13Sep

lilySQ_0101
The path to the realization of visual structure and color is different from painting with oils than working through a color monitor. The mediums requires different approaches to realize similar goals. At the outset oil paint is a messy substance and a dead medium to which one gives life. Initially it is flat and opaque. Through the mixing of colors you build color saturation and intensity to represent something. For some painters this process may require the juxtaposition of complimentary tones of color to achieve a quality of light.

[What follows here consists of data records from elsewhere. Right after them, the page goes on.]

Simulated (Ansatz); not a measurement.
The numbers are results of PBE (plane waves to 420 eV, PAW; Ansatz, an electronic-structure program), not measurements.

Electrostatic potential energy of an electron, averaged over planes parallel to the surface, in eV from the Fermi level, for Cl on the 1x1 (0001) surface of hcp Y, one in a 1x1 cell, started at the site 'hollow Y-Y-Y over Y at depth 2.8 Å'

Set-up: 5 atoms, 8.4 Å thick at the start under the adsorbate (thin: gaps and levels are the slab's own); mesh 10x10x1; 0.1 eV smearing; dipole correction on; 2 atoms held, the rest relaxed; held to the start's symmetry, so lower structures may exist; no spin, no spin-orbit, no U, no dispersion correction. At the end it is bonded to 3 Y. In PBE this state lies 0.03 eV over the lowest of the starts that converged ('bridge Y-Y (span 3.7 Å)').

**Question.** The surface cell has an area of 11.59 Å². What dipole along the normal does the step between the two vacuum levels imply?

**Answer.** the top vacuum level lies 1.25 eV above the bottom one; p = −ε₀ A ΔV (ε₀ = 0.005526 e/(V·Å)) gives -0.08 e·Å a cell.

The emitting light from a color monitor can give colors the same degree of saturation. Dealing with color saturation and intensity through the monitor is like reverse engineering. You do it backwards. Over saturated color needs to be taken down and brought under control. Sometimes I use atmosphere or transparency to soften a color. The use of ambient light can help with saturation. It can give more life to darker colors. Intensity is affected by the setting and position of the lights. A shader enables me to modulate a color across a surface. It is always a challenge to keep a sense of a color field.
09Sep
I first used a tool to fragment a 3d object. A 2d version of the fragmentation tool was developed for my Hummingbird film in 1967. Then I made copies of the fragmented object and created groups. The animation has several groups which move independent of one another.
05Sep
Unlike a planned storyboard for a narrative film, I do not have a particular plan for the movement and timing of abstract forms in 3d space. Also, it is unlike 2d abstract animation where the movement is up, down, right, left or back and forth. My forms must move along a curve through 3d space. The forms change their appearance as they rotate and alter their speed along this curve.
My approach to planning is non-linear and unpredictable involving a great deal of experimentation. I like to play with combinations of form color and movement. It is a mixture of insanity and algorithmic thinking. I don’t have the tools I really want. But I do have tools which work within certain limitations. Sometimes these limitations force me to be more inventive in finding solutions. This is where a sense of the ridiculous helps.
04Sep
When I learned about the painting of Paul Cezanne, I was impressed by the way he seemed to think of the relationship between objects and space. Objects were not isolated from each other as he established a relationship between them by what he called “the passage shape”. The passage shape being an abstract shape which combine elements of two adjacent objects. The contours of the objects are varied by this abstract shape creating transitions from one to the other. (Even empty space is an object.) This idea is most noticeable in his unfinished paintings. The painting became a two dimensional abstract visual field. As visual structure his paintings have a truly remarkable clarity and stability.
As a former painter I try to use aspects of the concept of transition between space and object in my animation. Generally in all of my work. However, within the domain of three dimensional computer graphics and especially with time it is indeed a challenge. Sometimes I succeed.

I try not to think of isolated objects existing in a 3d world space. Animation in particular is not a matter of arranging objects in space over time. The issues are more complex.
I’m inclined to think of space as having energy and a material substance. Space has density and as a substance , perhaps particles, it is comprised of layers of transparency. This notion helps me to establish a relationship between objects and what we call space. Transparency in particular helps me to achieve a transition between 3d objects and space. For me, such a concept of space as a material with
layers of density helps to establish the transitions required for a unified visual field.